Gender pay gap for Millennials is closing, but for the wrong reasons 0

Gender pay gap for Millennials is closing, but for the wrong reasons

Millennial men are earning less than Generation Y did in their earlier careers reflecting a shift towards young men doing low paid work traditionally carried out by women. In his Grigor McClelland lecture on 21st century inequality to Manchester Business School yesterday, Resolution Foundation Director Torsten Bell drew on upcoming research for the Foundation’s Intergenerational Commission on the labour market prospects for younger generations, which highlights the stark gender differences on inter-generational progress on pay. According to the data, Millennial men have earned less than Generation X men in every year between the ages of 22 and 30, resulting in a cumulative pay deficit during their 20s of £12,500. In contrast millennial women have experienced neither generational pay progress or decline. This has narrowed the gender pay gap for millennials, but for the wrong reasons, a shift towards lower-skilled jobs, often part-time, which have stunted the pay progress of young men.

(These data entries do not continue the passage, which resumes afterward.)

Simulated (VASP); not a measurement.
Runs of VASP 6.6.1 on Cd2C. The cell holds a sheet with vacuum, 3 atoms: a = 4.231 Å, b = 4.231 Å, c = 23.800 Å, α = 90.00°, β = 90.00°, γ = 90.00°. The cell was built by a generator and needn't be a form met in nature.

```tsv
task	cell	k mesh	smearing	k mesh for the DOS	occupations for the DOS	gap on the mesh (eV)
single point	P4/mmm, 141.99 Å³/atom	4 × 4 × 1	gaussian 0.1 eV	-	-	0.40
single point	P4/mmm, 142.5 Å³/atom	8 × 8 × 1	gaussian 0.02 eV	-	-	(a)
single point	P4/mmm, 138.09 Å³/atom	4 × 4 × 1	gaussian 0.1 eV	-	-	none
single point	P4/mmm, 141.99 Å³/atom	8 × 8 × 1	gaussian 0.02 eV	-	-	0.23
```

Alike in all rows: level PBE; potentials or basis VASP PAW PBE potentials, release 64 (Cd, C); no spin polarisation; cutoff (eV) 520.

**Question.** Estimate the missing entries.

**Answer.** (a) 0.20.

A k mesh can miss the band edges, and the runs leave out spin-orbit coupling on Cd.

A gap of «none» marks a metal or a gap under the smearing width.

Both men and women have been affected by a reduction in some traditional mid-skilled occupations over the last two decades, with a 40 percent fall in young men (aged 22-35) doing routine manufacturing jobs and a 66 percent reduction in the number of young women working in secretarial roles.

But while employment growth amongst women has been overwhelmingly transferred into higher-skilled jobs, for men the growth is much more evenly split between higher and lower paying occupations.

The research shows that the proportion of low paid work done by young men has increased by 45 percent between 1993 and 2015-16. This is in part driven by the number of young men in retail jobs having almost doubled, from 85,000 to 165,000. The number of young women doing these jobs has actually fallen over this period, though they remain significantly more likely to work in retail than men. The number of young men working in bars and restaurants has trebled from 45,000 to 130,000 since 1993.

The stunted pay progress for young men has been exacerbated by an increase in part-time work. The analysis shows that since 1993 the number of men aged 22-35 working part-time in the lowest paid occupations (basic admin, service and sales) has increased four-fold. The number of young women working part-time in these jobs has fallen.

Torsten Bell, Executive Director at the Resolution Foundation, said: “The long-held belief that each generation should do better than the last is under threat. Millennials today are the first to earn less than their predecessors. While that in part reflects their misfortune to come of age in the midst of a huge financial crisis, there are wider economic forces that have seen young men in particular slide back.

“Millennial men have earned less than the generation before them in every year of their working lives – a pay deficit that adds up to £12,500 by the time they reach 30. This is in part due to major shifts in the world of work with many more young men moving into lower skilled jobs in shops and restaurants, and doing many of those jobs part-time.

“The fact that young women have bucked this trend by moving overwhelmingly into higher-skilled roles is welcome and suggests that the disruptive force of automation has met its match in the forward march of education and feminism.

“But if the last year has taught us anything it is that we need to look beyond the headlines of rising employment, to  recognise the challenges posed to groups of workers that are left behind. Policy makers need to recognise the frustration that can follow from finding that Britain does not have the opportunities you had hoped or indeed seen previous generations enjoy.”